It seems that, with every passing day, legal battles are a bigger and bigger part of the tech world landscape… and the latest lawsuit from HTC against Apple has only shown that’s not going to stop any time soon.
HTC has recently acquired certain patents from Google as recently as last week and is now suing Apple for infringing upon them. The patents were originally acquired by Google from Motorola Inc., Palm Inc., and Openwave Systems Inc. and were then transferred to HTC on September 1st.
As mentioned by 9to5 Mac, HTC wasted no time loading their guns and pointing them at Apple:
Six days after acquiring the nine patents, HTC today filed a suit in Delaware against Apple claiming patent infringement on four of the patents (originally issued to Motorola) that they acquired from Google. However, they aren’t letting the remaining patents go to waste either, they also filed a complaint with the U.S. International Trade Commission for five of the others (two originally owned by Palm and three by Openwave).

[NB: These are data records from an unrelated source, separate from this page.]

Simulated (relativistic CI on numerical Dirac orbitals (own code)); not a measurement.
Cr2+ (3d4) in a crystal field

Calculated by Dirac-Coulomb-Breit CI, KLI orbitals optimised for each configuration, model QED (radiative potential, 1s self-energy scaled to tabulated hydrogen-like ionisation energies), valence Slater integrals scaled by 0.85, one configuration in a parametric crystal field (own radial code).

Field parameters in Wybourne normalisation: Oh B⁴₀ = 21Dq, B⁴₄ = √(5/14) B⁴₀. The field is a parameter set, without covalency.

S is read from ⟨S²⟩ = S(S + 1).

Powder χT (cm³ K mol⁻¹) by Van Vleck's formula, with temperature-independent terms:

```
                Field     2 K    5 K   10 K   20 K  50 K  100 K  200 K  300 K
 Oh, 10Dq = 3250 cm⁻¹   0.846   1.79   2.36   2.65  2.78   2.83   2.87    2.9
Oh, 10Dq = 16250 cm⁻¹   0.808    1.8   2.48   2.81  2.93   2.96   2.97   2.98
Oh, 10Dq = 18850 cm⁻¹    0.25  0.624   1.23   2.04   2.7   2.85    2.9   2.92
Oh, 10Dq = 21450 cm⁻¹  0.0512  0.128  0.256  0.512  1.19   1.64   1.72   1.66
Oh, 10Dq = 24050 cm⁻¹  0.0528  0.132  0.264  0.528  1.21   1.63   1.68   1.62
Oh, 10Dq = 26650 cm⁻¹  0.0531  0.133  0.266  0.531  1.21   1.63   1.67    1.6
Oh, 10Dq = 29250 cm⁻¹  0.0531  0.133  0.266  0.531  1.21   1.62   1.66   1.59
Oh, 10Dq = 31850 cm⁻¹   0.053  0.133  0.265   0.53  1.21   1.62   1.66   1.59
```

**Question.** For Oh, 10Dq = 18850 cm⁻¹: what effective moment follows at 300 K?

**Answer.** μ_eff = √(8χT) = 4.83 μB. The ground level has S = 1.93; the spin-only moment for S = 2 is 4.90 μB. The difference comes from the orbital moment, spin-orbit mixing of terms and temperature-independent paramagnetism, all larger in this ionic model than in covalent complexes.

The ongoing trend of litigation over patent disputes has seen all the major players (Google, Apple, Samsung, HTC, etc.) both initiating and receiving, and it’s a trend that casts an ugly pallor over the entire industry. The potential for patent disputes to stick and then yield substantial monetary rewards is the reason that we have to deal with “patent trolls” like Lodsys who merely exist to file patents in hope that they can somehow be leveraged later on to get money they didn’t actually earn. With luck and time, the legal system may adjust its dealing with these sorts of cases to make them less of a reflexive act by corporations and more of a meaningful instrument of justice.